The SCA BB diameter infrastructure includes several components: the standard diameter stack, the peer table, the routing table, and the forwarding scheme table, which defines the forwarding method for each realm. The supported forwarding methods are high availability (HA) and load balancing (LB).
The main entity in the diameter infrastructure is the peer table. The peer table includes all the peers that the SCE should connect to at the transport level. Each peer is defined by a Uniform Resource Identifier (URI) (usually ip:port).
The routing table and the peer table support online configuration, that is, add and remove commands are supported while the diameter stack is up. The peer table and the routing table configurations are saved to the running configuration.
As shown in Figure A-2, after the establishment of a connection and successful exchange of Capability Exchange Request (CER) and Capability Exchange Answer (CEA) messages, the peers send watch dog messages. Even if a single watch dog message is not answered, the connection is disconnected and is considered down. The SCE tries to reestablish TCP connection once in every Tx timer time interval. When TCP connection is reestablished, the peer connection is still considered to be down until a Watch Dog Request (WDR) and Watch Dog Answer (WDA) messages are exchanged.
The standard diameter stack is used for sending and receiving diameter messages. The diameter stack supports both the Gx and Gy interfaces. There is only one diameter stack instance.
The diameter stack includes the following general configurations:
•Tx timeout
•Logging level
•Port
•Realm
The diameter stack holds general message statistics for non-application-specific messages.
The diameter stack includes start and stop operations. To prevent state loss, you cannot stop the stack while one of the interfaces is up.
The peer table lists all the peers with which the SCE has a direct connection. The information for each entry includes:
•Peer host—The host IP
•Peer port
•State—Nonconfigurable (Reflects the connection state (open or closed)).
Table 2-1 lists the CLI commands used to configure and monitor the Peer table.
Example for adding a peer:
SCE8000(config)#diameter peer test_peer peer-host 1.1.1.1
Note Removing a peer from the peer table removes all the peer-related configuration information from the routing table and from the forwarding scheme table.
Example for executing a show command:
SCE8000> show diameter peer-table
Peer Table:
-------------------------------------------------------------
| Name | Host | Port | State |
-------------------------------------------------------------
| SER_GX | 10.121.64.38 | 3869 | Up |
| SER_GY | 10.121.64.46 | 3870 | Up |
-------------------------------------------------------------
The Peer table lists the peers and their state. The state can be Up, Down, or — (which means the stack is not currently activated).

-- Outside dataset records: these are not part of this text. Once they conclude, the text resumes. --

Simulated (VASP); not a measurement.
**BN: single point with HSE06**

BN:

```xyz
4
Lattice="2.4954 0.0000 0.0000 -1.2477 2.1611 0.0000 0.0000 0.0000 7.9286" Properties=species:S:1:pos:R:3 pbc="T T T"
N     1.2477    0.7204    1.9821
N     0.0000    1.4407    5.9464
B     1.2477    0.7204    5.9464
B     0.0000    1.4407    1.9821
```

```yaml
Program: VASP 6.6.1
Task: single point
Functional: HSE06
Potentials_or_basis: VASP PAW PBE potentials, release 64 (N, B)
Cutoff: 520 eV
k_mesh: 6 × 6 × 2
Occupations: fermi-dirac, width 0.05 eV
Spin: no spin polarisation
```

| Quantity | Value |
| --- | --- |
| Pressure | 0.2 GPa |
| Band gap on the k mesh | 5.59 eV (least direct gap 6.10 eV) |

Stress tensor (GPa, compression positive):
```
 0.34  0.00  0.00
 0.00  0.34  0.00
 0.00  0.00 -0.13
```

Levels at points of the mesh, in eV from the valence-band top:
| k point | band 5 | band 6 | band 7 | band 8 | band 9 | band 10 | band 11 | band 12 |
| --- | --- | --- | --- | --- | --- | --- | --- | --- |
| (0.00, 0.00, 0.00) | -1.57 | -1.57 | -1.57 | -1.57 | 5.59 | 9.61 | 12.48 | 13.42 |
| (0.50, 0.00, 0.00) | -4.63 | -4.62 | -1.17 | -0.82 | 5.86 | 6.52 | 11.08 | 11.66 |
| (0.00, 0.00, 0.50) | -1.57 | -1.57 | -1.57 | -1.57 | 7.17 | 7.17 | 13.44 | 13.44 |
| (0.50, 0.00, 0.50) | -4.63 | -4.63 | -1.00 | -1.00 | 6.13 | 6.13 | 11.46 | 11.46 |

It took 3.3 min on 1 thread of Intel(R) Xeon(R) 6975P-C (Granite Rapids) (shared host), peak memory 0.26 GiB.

Note A peer is defined by a URI. Therefore, the same IP cannot be used on different ports to distinguish between two servers except when a domain name server (DNS) is used.
The routing table contains the peer application support and the forwarding scheme priority information. Each entry in the routing table includes the peer name, supported application, realm, and priority.
When SCE sends an application message, it is sent to a realm and not to a specific server. In the Gx interface there is one realm with many peers that supporting that realm. In the Gy interface there can be several realms. Each peer can support both interfaces.
Table 2-2 lists the CLI commands used to configure and monitor the Routing table.
Example for adding a route:
SCE8000(config)# diameter realm test_realm.cisco.com Gy peer test_peer priority 95
Example for showing the route table:
SCE8000> show diameter routing-table
---------------------------------------------------------
| Name | Realm | Application | Priority |
---------------------------------------------------------
| SER_GY | cisco.com | Gy | 0 |
| SER_GX | cisco.com | Gx | 0 |
---------------------------------------------------------
SCE8000>
In the example, the peer named SER_GY supports the Gy application on the cisco.com realm.
Diameter networks support load balancing (LB) and high availability (HA) schemes.
The diameter protocol sends messages to a realm and not to a specific server, letting other nodes in the diameter network take care of HA and LB schemes. Some diameter networks require that LB and HA be handled by a network client. This is achieved by sending messages to a specific server that acts as the network client.
For information about load balancing and failover troubleshooting for the Gx interface, see the "High Availability for the Gx Interface" section. For information about load balancing and failover troubleshooting for the Gy interface, see the "Gy Interface Failover Support" section.
The Forwarding Scheme table defines the HA and LB scheme per each realm and application (one scheme per each combination of realm and application).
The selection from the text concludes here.